-
1. HBase/HDFS (Hadoop) as a metrics store
pilhuhn Feb 7, 2011 3:41 AM (in response to genman)Hey,
you are not exactly running into an open door - but at least it is not locked shut :-) In fact we did already have discussions of using such a nosql store for the events subsystem ( Events tab, following of log files) . But you are absolutely right, that the metrics do not require the full relational and transactional guarantees and the eventually consistent should be good enough.
Pushing then to Hadoop/ HBase would also have the advantage that more sophisticated computation like baselines (or future statistical analysis) could be run on the Hadoop nodes as map-reduce jobs.
Having said this - it is not entirely trivial to "just switch", but most part of metric storage and retrieval is hidden behind one session bean, which could be swapped out by a Hadoop version. The harder thing would be to re-write the baseline computation.
Would you be interested in doing some coding in that area?
Heiko
-
2. HBase/HDFS (Hadoop) as a metrics store
genman Feb 7, 2011 6:45 PM (in response to pilhuhn)Of course I'm interested but it's going to be a question of if I can prove a need for this, I can work on this, and I can share back with the community my changes. So there's a lot of "ifs."
-
3. Re: HBase/HDFS (Hadoop) as a metrics store
pilhuhn Feb 8, 2011 12:02 PM (in response to genman)Hey,
I think a proof of concept would be nice where the Storage and Retreival of raw metrics (rhq_meas_data_num_r?? tables) would go to hadoop.
This would allow to get a feel for this (what is needed setup-wise, how could the performance look like).
If this looks good, it could serve as a starting point for more work. Also having a poc would allow to get feedback from other users.

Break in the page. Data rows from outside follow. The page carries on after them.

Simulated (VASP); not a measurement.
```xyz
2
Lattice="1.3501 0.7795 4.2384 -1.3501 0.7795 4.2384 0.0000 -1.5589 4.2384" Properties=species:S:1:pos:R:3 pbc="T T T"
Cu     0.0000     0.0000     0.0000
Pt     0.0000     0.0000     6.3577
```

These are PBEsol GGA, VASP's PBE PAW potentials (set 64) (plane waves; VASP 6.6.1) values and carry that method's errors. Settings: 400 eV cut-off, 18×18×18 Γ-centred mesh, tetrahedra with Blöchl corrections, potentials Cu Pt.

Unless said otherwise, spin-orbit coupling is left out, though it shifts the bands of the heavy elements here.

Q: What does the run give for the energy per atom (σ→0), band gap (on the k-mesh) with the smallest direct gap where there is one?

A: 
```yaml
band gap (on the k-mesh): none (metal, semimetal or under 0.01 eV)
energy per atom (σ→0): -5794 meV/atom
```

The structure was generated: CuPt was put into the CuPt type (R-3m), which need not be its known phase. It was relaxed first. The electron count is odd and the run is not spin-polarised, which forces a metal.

How can I help you to get you going here?
Heiko
-
4. Re: HBase/HDFS (Hadoop) as a metrics store
genman Nov 8, 2011 6:01 PM (in response to pilhuhn)Having learned a lot about Hadoop, Hive provides a SQL-like interface with the storage of Hadoop.
https://cwiki.apache.org/Hive/hivejdbcinterface.html
Steps off the top of my head:
* Define the Hive schema. Definition of partitions.
* Necessary query changes
* Necessary code changes...Not sure Hibernate would work OOB?
* Necessary logic changes...For example, it may not be necessary to compact old data. It may be necessary to cache certain things, since Hive is quite slow.
* Build integration
* Configuration and installation. Part of setup, you'd indicate a secondary data store.
* Define the Hive schema
* Testing, etc.
Do you have access to a Hadoop cluster at RedHat?